Luxor Update February 2, 2011

Dear friends,

Finally Egypt has Internet access again! Gil, Steve, and I have been in touch this last week by phone, and I know that Gil has sent out reports about our status. After the rioting on Friday and Saturday, I am happy to report that Luxor has been secure since the weekend, and Chicago House has been back at work on all sites since Sunday. While the situation is still of some concern in Cairo, all is well here, and those of us in town - the Egyptian SCA and a number of archaeological expeditions, including ARCE, the Germans at the Amenhotep III mortuary temple, the French at Karnak, etc - are all checking up on each other.

The US Embassy had some staff here for a few days facilitating the evacuation of people who needed to leave, but they are departing tonight, satisfied that everything is in good order here. There are even foreign tourists still around - there were ten tour buses in the Medinet Habu parking lot when we left at 1PM today! Weird.

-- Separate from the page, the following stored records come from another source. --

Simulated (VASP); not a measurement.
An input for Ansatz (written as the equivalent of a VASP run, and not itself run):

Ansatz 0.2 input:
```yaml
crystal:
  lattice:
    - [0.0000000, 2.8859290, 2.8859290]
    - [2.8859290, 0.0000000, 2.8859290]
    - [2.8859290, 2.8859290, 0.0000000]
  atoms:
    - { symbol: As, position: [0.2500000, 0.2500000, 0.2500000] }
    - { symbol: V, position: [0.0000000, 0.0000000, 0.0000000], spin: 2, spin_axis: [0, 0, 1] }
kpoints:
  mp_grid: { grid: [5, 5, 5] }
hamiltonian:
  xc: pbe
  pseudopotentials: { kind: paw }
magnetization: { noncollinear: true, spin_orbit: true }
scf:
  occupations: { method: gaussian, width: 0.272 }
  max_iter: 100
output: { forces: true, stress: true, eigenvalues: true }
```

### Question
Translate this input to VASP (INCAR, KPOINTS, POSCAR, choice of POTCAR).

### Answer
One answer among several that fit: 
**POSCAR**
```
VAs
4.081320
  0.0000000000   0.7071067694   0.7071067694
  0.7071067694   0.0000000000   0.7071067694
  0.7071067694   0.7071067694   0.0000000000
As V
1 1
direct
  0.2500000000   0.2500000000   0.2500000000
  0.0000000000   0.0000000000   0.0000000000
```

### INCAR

We continue to monitor the situation, and are being cautious. At no time have we ever felt threatened. For now we will remain here and continue our work with our Egyptian and foreign colleagues, but we are prepared to leave if the situation requires it. I will keep you posted.

Best from Luxor,

W. Raymond Johnson,
Director, Epigraphic Survey
Oriental Institute, University of Chicago
Chicago House, Luxor, Egypt


We are very pleased to announce that all Medinet Habu volumes as well as the latest, OIP 136, Medinet Habu Volume IX, the Eighteenth Dynasty Temple Part 1, the Inner Sanctuaries (Chicago 2009), are now available for free PDF download from the Oriental Institute Publications Web site:

http://oi.uchicago.edu/research/pubs/catalog/egypt.html

Thanks to friends Lewis and Misty Gruber, who funded the digital scanning, and Tom Urban and Leslie Schramer of the OI Publications Office, all publications under the category "Egypt," including everything the Epigraphic Survey and Oriental Institute have ever published, are now available for download in the new digital format, completely free of charge.


2009-2010 Field Season

 
LUXOR TEMPLE

The Luxor Temple blockyard conservation program coordinated by Hiroko Kariya assisted by Tina Di Cerbo and Nan Ray continued with final preparations for the Luxor Temple blockyard open-air museum. This three-year project, supported by the World Monuments Fund (a Robert W. Wilson Challenge to Conserve Our Heritage grant) was completed and opened to the public on March 29, 2010 in a ribbon-cutting ceremony presided over by SCA Luxor director Mansour Boraik and about 100 friends and colleagues. More than sixty-two fragment groups have now been reassembled chronologically for public display with educational signage in English and Arabic. Sandstone pavement, protective fencing, and lighting for nighttime viewing are now in place to the east of the Luxor Temple sanctuary along platforms that support reassembled fragment groups from the Middle Kingdom through the Ptolemaic, Roman, Christian, and Islamic periods. Other platforms display material recovered during the USAID-supported dewatering trenching to the east of Luxor Temple by the Egyptian Supreme Council of Antiquities (SCA) and American Research Center in Egypt (ARCE), a conservation section, and a rotating exhibit section that now features "Egyptian Creatures" in art and inscriptions. An online catalogue of the museum displays is being prepared that will eventually be accessible from this Web site.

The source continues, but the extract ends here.